Sunday, October 23, 2011

Corn-y but true

It must be the fall. I can't think of another excuse. Because we've been eating a ton of corn products lately. Corn bread, corn sticks, spoon bread, corn muffins, and grits for breakfast most mornings. And I blame the fall because corn mazes are just so autumnal. So even though corn is most certainly a summer product, I still associate it with October.

And Thanksgiving is very corn-centric too, is it not? I mean, I know the native peoples brought maize to the first Thanksgiving. Or at least they do in fables, because I'm not sure how true the actual first Thanksgiving stories are.
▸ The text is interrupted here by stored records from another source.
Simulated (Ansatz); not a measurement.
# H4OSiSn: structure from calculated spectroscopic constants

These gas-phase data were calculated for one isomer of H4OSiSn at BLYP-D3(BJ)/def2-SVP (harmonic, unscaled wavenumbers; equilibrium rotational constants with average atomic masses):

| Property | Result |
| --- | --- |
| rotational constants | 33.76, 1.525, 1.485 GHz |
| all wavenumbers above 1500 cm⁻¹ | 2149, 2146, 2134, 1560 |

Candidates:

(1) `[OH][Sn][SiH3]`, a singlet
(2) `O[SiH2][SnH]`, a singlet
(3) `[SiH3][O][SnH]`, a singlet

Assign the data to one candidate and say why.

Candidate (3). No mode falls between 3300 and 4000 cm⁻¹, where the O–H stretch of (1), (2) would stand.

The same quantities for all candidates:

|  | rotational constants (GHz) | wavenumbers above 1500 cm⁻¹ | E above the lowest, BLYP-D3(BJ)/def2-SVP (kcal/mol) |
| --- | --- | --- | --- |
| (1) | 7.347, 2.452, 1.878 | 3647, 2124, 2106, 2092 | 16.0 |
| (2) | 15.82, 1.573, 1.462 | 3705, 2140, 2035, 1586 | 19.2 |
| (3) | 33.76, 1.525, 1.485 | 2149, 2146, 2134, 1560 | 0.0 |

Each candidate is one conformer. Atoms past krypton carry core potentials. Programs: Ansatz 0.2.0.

In fact, this dessert is attributed to the native people, or at least Fannie Farmer attributes it to the native peoples. A little further research and one is led to believe the name "Indian pudding" refers to the fact that it is made with corn meal or "Indian meal." (Guess I'm not the only one who attributes corn to the pre-colonial settlers.) No matter where the introduction comes from, this is a truly American dish, at one time considered quintessentially New England. In the early days of our fledgling nation this was quite common on the Thanksgiving table. Which would make it due for a resurgence.

Thatboy felt this dish was similar to pumpkin pie in taste, and really, anything with cinnamon and nutmeg leds itself to that comparison. But the rich molasses flavor gives it a little more depth and complexity - like pumpkin pie's dark older sister - the one who seems just a bit older, wiser, and more cynical.

Indian Pudding (From the Fannie Farmer Cookbook)
4 cups milk
1/2 cup yellow cornmeal
1/3 cup dark brown sugar
1/3 cup granulated sugar
1/3 cup molasses
1 tsp salt
4 Tbsp butter
1/2 tsp ginger
1/2 tsp cinnamon
  1. Preheat oven to 275. Pour 2 cups of hot milk over the cornmeal in a double boiler, stirring as you add the milk. Cook for 10-15 minutes.
  2. Add all the other ingredients and stir until combined.
  3. Spook into a 1 1/2 quart dish and pour the 2 remaining cups of milk on top. Bake 3 hours, until set. (It's still going to be super jiggly/wet when it comes out of the oven. It'll become firm as it cools)


  1. YUM. Molasses does not occur often enough in desserts!

  2. I ADORE all things corn...I could eat polenta every day all day and be so happy. I just know I would love this!

  3. I've never heard of Indian pudding before...

  4. Our corn season is over - and I miss it. This does like and sound so very early American - before the Europeans. Truly richly dense and well-spiced. And soul-satisfying.